The World Heritage Committee,
1. Having examined Documents WHC-08/32.COM/8B and WHC-08/32.COM/INF.8B1,
2. Inscribes Fujian Tulou, China, on the World Heritage List on the basis of criteria (iii), (iv) and (v);
3. Adopts the following Statement of Outstanding Universal Value:
The Fujian Tulou are the most representative and best preserved examples of the tulou of the mountainous regions of south-eastern China. The large, technically sophisticated and dramatic earthen defensive buildings, built between the 13th and 20th centuries, in their highly sensitive setting in fertile mountain valleys, are an extraordinary reflection of a communal response to settlement which has persisted over time. The tulou, and their extensive associated documentary archives, reflect the emergence, innovation, and development of an outstanding art of earthen building over seven centuries. The elaborate compartmentalised interiors, some with highly decorated surfaces, met both their communities' physical and spiritual needs and reflect in an extraordinary way the development of a sophisticated society in a remote and potentially hostile environment. The relationship of the massive buildings to their landscape embodies both Feng Shui principles and ideas of landscape beauty and harmony.
Criterion (iii): The tulou bear an exceptional testimony to a long-standing cultural tradition of defensive buildings for communal living that reflect sophisticated building traditions and ideas of harmony and collaboration, well documented over time.
Criterion (iv): The tulou are exceptional in terms of size, building traditions and function, and reflect society's response to various stages in economic and social history within the wider region.

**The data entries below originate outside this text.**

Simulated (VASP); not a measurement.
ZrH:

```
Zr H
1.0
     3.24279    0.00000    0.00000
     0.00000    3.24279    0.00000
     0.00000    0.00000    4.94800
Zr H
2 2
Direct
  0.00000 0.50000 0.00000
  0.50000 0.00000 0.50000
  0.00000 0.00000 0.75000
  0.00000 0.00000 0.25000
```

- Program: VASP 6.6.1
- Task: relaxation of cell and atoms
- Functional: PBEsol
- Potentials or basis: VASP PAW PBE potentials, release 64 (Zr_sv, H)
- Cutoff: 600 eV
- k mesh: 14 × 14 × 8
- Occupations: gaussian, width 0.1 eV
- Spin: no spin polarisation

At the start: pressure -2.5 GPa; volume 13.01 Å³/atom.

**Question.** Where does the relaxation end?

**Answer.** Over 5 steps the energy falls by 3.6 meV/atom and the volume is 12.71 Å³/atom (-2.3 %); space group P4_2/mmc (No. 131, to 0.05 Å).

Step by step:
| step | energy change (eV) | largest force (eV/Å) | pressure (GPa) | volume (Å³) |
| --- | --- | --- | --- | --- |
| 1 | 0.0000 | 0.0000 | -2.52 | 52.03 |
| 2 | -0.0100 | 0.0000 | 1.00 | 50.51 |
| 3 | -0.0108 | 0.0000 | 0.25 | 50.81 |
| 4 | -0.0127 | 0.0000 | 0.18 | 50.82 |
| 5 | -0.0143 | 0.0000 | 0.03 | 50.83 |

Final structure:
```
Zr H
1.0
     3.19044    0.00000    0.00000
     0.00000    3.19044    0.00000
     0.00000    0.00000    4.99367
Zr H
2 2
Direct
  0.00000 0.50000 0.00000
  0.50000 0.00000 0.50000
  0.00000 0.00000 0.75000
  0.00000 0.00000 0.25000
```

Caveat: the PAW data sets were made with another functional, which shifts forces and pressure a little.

Criterion (v): The tulou as a whole and the nominated Fujian tulou in particular, in terms of their form are a unique reflection of communal living and defensive needs, and in terms of their harmonious relationship with their environment, an outstanding example of human settlement.
The authenticity of the tulou is related to sustaining the tulou themselves and their building traditions as well as the structures and processes associated with their farmed and forested landscape setting. The integrity of the tulou is related to their intactness as buildings but also to the intactness of the surrounding farmed and forested landscape - into which they were so carefully sited in accordance with Feng Shui principles.
The legal protection of the nominated areas and their buffer zones are adequate. The overall management system for the property is adequate, involving both government administrative bodies and local communities, although plans for the sustainability of the landscape that respect local farming and forestry traditions need to be better developed.
4. Recommends that the State Party give consideration to the following:
- a) as one of the main potential risks to the property is increased visitor numbers, there is a need to ensure that tourism protection plans are adhered to;
- b) care needs to be exercised to avoid maintenance and conservation activities that may have an adverse impact on the authenticity and integrity of tulou by means of policy and "best practice" guidelines
- c) improved plan for the sustainability of the farming landscape which respect local farming traditions should be developed;
- d) given the importance of the landscape setting of the tulou, consideration should be given to the protection of the wider setting of the property as well as the property and buffer zones;
- e) there should be a one-year re-evaluation of the monitoring system in detail;
- f) a coordinated overall interpretation and presentation plan at the provincial level is needed to ensure consistency in site interpretation and presentation. This should ensure consistency in quality and style from county to county, so as to create a recognizable visual identity in the eyes of visitors and local inhabitants.